The sacred stone axes hunted cosmic game

IFL Science looks back in time, studying handaxes made by Homo erectus from unlikely materials like crystals or fossils … which seem likely to have been created for religious reasons, hunting spiritual meat when flesh-and-blood elephants started dying off:

The incredible lithic assemblage was first discovered in the Sakhnin Valley in Israel by local independent researcher Muataz Shalata, who then contacted Professor Ran Barkai from Tel Aviv University. Describing the moment when the pair met, Barkai told IFLScience how “Muataz took a handaxe out of his bag and gave it to me with the fossils facing down, so the face I saw looked like a regular handaxe. But when I turned it around, I was really shocked.”

In the Sakhnin Valley, however, Barkai and Shalata went on to discover 10 extraordinary handaxes featuring fossils and crystals. They also found a spheroid shaped from a geode – a task that would have been extremely difficult to accomplish, given the almost impossibility of knapping such crystals.

While the Sakhnin Valley is unusually rich in fossils and geodes, Barkai says that it also contains an abundance of high-quality flint – and indeed, the team have so far uncovered around 200 regular flint handaxes bearing no exceptional features. The fact that some tools were made from less amenable materials therefore suggests that this was an intentional act that was performed for a particular reason.

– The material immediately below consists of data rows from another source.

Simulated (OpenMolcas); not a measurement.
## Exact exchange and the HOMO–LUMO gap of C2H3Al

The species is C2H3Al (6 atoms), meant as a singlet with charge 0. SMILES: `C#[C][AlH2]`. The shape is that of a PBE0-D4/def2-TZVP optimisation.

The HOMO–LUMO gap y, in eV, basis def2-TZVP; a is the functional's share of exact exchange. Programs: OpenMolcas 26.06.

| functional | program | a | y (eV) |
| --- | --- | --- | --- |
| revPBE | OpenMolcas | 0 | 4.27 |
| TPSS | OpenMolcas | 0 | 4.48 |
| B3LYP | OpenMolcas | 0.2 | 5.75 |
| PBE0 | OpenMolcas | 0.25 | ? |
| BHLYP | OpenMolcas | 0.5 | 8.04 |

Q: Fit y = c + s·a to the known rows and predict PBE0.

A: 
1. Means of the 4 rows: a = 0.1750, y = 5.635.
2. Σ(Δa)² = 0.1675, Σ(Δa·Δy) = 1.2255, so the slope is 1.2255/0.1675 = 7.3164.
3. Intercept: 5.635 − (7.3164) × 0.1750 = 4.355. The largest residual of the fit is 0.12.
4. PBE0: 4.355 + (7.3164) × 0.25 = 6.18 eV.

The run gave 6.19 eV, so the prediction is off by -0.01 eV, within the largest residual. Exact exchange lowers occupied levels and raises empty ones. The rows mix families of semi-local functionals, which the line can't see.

Generally, handaxes in the region were used to process large game, with ancient elephants being the major source of prey. However, the nature of these tools suggests that they belong to the late Acheulean industry, which arose around half a million years ago – just as these elephants were beginning to die out.

“This strange combination of fossils, geodes, handaxes, elephants, and this unusual psychedelic landscape allowed them to perform all kinds of ceremonies and execute all kinds of beliefs that they felt could be of support,” says Barkai.

“So I think that rituals go back way in time, in human evolution, and that they were practiced in order to solve problems and look for answers,” he adds.